Consider:
string = 'pizza'
matchings = ['pizzas', 'potato chips', 'cheesy lime', 'pretzels', 'pork']
I am trying to find a good way to find the best match in the list. which I am calculating with:
matchings_indices = {matching:sum([s == m for s,sdx in enumerate(string)\
for m, mdx in enumerate(matching) if sdx<=mdx])/len(string)
for matching in matchings}
matchings_indices
Which results in:
{'pizzas': 1.0,
'potato chips': 0.6,
'cheesy lime': 0.2,
'pretzels': 0.6,
'pork': 0.4}
Simple but good enough! I can pluck out the maximum value and that will be the match (I only need one matching value, calculated scores for clarity). But it really struggles when strings very similar appear in the list:
string = 'pizza'
matchings = ['pizzas', 'pizza fries', 'cheesy lime', 'pizzo', 'pizza']
Now my output becomes:
{'pizzas': 1.0,
'pizza fries': 1.0,
'cheesy lime': 0.2,
'pizzo': 1.0,
'pizza': 1.0}
Of course here pizza should have maximum index. I tried sorting them as well like:
matchings_indices = {matching:sum([s == m for s,sdx in enumerate(sorted(string))\
for moose in matching.split()
for m, mdx in enumerate(sorted(moose)) if sdx==mdx])/len(string)

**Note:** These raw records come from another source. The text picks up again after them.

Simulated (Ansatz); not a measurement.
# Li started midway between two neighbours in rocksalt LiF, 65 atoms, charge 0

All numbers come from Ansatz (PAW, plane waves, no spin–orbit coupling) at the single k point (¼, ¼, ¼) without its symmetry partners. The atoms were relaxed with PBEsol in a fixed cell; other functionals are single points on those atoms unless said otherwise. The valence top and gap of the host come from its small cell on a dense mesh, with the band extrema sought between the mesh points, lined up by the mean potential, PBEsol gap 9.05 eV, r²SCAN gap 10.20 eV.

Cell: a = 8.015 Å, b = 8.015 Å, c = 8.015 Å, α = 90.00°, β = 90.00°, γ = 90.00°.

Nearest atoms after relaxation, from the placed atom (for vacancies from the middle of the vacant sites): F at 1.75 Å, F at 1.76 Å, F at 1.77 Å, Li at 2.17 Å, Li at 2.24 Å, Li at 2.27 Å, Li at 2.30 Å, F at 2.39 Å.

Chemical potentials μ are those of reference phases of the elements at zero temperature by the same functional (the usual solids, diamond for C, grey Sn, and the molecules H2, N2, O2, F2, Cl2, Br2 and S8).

for matching in matchings}
But in that case this is the output for first case: (Still good enough for very dissimilar strings)
{'pizzas': 0.8,
'potato chips': 0.0,
'cheesy lime': 0.0,
'pretzels': 0.0,
'pork': 0.2}
and here for second:
{'pizzas': 0.8,
'pizza fries': 1.0,
'cheesy lime': 0.2,
'pizzo': 0.6,
'pizza': 1.0}
Which is better but still. pizzas
is a better match than pizza fries
and should be scored higher.
So any help bettering the situation will be great!